All news

Twenty-six mushers to participate in Chukotka dog-sled race in Apr

This year the itinerary of the dog-sled race will change again. The racers are to cover about 670 km within ten days

ANADYR, March 29 (Itar-Tass) — A Nadezhda (hope)-2012 dog-sled race will start on the Chukotka Peninsula on April 9, with 26 dog-team drivers, or mushers, participating, Pavel Dyachkov, Deputy Chairman of the Committee for Sports and Tourism of the Chukotka Autonomous Area, has told Itar-Tass.

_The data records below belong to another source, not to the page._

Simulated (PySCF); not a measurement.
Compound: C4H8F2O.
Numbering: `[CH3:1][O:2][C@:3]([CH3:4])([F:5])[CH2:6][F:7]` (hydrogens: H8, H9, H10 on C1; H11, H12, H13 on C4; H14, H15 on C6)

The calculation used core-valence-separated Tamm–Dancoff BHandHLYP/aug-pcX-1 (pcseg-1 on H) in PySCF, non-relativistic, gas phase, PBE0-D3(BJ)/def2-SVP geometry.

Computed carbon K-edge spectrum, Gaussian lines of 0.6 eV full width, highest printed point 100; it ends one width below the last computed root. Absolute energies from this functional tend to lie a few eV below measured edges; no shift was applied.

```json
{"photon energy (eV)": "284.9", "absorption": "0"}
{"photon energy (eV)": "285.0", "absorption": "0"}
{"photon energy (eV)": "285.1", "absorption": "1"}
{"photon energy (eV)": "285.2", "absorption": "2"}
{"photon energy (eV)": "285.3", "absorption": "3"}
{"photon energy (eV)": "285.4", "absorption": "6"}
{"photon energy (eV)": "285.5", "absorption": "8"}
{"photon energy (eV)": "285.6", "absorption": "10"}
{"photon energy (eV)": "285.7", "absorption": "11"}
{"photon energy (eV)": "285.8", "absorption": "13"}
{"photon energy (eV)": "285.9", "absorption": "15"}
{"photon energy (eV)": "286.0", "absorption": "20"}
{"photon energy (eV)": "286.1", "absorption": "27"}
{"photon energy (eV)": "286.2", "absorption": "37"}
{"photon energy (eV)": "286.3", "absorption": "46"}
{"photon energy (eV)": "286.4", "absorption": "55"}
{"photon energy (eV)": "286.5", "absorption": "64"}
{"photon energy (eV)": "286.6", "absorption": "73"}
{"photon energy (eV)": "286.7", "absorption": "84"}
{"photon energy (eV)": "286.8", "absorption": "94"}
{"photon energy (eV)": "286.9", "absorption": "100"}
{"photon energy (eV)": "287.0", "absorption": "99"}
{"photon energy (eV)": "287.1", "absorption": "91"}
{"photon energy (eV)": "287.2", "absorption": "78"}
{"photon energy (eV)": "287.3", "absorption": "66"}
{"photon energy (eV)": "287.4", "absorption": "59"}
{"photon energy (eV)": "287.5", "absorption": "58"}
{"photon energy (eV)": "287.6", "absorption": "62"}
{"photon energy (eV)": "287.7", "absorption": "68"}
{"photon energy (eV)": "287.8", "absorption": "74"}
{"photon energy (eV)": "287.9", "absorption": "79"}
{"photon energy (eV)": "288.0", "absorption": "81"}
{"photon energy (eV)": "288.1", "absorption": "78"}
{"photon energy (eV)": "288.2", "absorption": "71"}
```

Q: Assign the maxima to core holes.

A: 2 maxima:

This year the itinerary of the dog-sled race will change again. The racers are to cover about 670 km within ten days. The route will meander from Lavrenty Settlement to Lorino Village, then to the ethnic village of Yanrakynnot, turn to Novoye (new) Chaplino Village in Tkachen Bay and up to Township Provideniye (Providence), retrace its way back to New Champlino, Yanrakynnot, Lorino, and Lavrenty. Then it will proceed to Uelen, Russia's easternmost settlement on Cape Dezhnev, turn to Inchoun Settement and get to the finish in Lavrenty Village on April 19.

The winners of dog-sled races of the past years -- Gennady Tomilov, Mikhal Telpin, and Pyotr Poyatirgin -- will also take part in this year's race. Norwegian musher Joar Ulsom, who took part in last year's race, is also expected to join the company.

Unique Chukotka sled-drawing dogs, or huskies, are equal participants in the race. They can draw heavily laden sledges all day long, sleep on the snow and find the way home in the heaviest of blizzards. The thoroughbred dogs render obedience to the musher who must take care of his dog team. The rules for the race stipulate, "No action or inaction causing pain and suffering to the dogs is inadmissible". Disqualification may ensue for that.

The races "in the endmost lands of the earth" were first held in 1991. Initially, they were intercontinental, running from the Alaskan city of Nome to Chukotla's Anadyr. However, since 1993, the dog-sled race itinerary has been running only inside the territory of the Chukotka Autonomous Area.